2010 04 14 'FOSTER GRANTS: Court to rule on orphans being denied grants', Daily Dispatch

LIFE could get even tougher for close to 100 orphaned and abandoned Molteno children.They are being denied foster-care grants - and face the possibility of also losing the care of their foster parents - because the Social Development Department has allowed their foster-care orders to expire.

The Centre for Child Law (CCL) in Pretoria is taking Social Development Minister Edna Molewa and her Eastern Cape counterpart, Nonkosi Mvana, to court for failing to extend the orders made by the Children's Court in the cases of about 93 children.

According to court papers, the minister or MEC's failure to make a determination on whether or not the foster orders should be renewed has resulted in the South African Social Security Agency (Sassa) stopping payment of all their foster-care grants from July last year.

Almost all the foster families, and the children they care for, live in dire poverty, and without the R710 monthly grant many are battling to make ends meet or care properly for the children. The majority of the children in care had lost their parents to HIV/Aids, while others had simply been abandoned.

CCL's legal representative Sarah Sephton, of the Legal Resources Centre in Grahamstown, said foster-care orders lapse after two years unless extended by the minister or the minister's delegate - in this case, Mvana.

Without valid orders, there is no legal basis for Sassa to continue paying the grants.

Carina Du Toit from the Centre for Child Law says in court papers that it also means that the children's placement with their existing foster parents is technically unlawful, so they could be removed at any time.

The court papers indicate that the children, because of the Social Development Department, had fallen through the safety nets set up to protect them - caught between the minister or MEC who had failed to extend the orders and a Child Welfare commissioner who believes it is not within the Children's Court's power to convene fresh inquiries.

But Du Toit believes the Child Care Act is flexible enough to allow the commissioner to hear such matters afresh "as if there had been no previous order", especially given the constitutional imperative that the best interests of the child should be the paramount consideration.

"Once the foster-care orders lapsed the children were placed in a position where they again became in need of care and protection. The lack of a valid order places the children in a particularly vulnerable position and the children are patently children in need of care and protection, as defined in the Child Care Act. I submit that the commissioner for Child Welfare was empowered to hear the matters as if they were new matters under new case numbers for each child."

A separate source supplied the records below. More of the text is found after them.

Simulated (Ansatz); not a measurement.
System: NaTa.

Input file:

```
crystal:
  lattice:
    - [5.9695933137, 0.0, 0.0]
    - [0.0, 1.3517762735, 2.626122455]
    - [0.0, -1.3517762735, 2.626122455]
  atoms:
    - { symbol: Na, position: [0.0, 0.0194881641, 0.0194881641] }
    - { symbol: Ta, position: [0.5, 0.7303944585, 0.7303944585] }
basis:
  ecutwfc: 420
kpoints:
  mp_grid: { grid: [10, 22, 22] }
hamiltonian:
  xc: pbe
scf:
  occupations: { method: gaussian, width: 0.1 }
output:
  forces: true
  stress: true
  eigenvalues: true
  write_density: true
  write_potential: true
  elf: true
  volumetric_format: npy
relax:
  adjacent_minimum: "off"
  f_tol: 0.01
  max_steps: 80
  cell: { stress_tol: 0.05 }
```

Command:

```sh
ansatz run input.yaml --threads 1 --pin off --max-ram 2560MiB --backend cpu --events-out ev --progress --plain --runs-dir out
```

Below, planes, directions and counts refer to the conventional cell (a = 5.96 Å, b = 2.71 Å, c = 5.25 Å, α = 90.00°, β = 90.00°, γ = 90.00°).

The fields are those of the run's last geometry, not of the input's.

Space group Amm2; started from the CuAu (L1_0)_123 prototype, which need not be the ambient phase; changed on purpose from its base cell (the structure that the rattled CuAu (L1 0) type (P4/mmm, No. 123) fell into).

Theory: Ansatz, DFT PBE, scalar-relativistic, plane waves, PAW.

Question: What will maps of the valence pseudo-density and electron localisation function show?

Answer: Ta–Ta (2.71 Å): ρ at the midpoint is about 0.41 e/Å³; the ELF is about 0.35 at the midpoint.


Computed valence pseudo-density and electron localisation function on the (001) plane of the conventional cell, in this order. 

But this has not happened and the centre was left with little choice but to resort to the Grahamstown High Court. It is asking the court to review the minister or MEC's failure to make a decision to extend the orders and to "substitute" its own order in terms of which the foster-care orders be immediately reinstated. Alternatively, it wants the court to order the commissioner of Child Welfare to consider each child's case afresh.

In addition, the court is also being asked to order Sassa to immediately resume paying the foster-care grants to the foster parents, including arrears from the date the payment was stopped in July last year.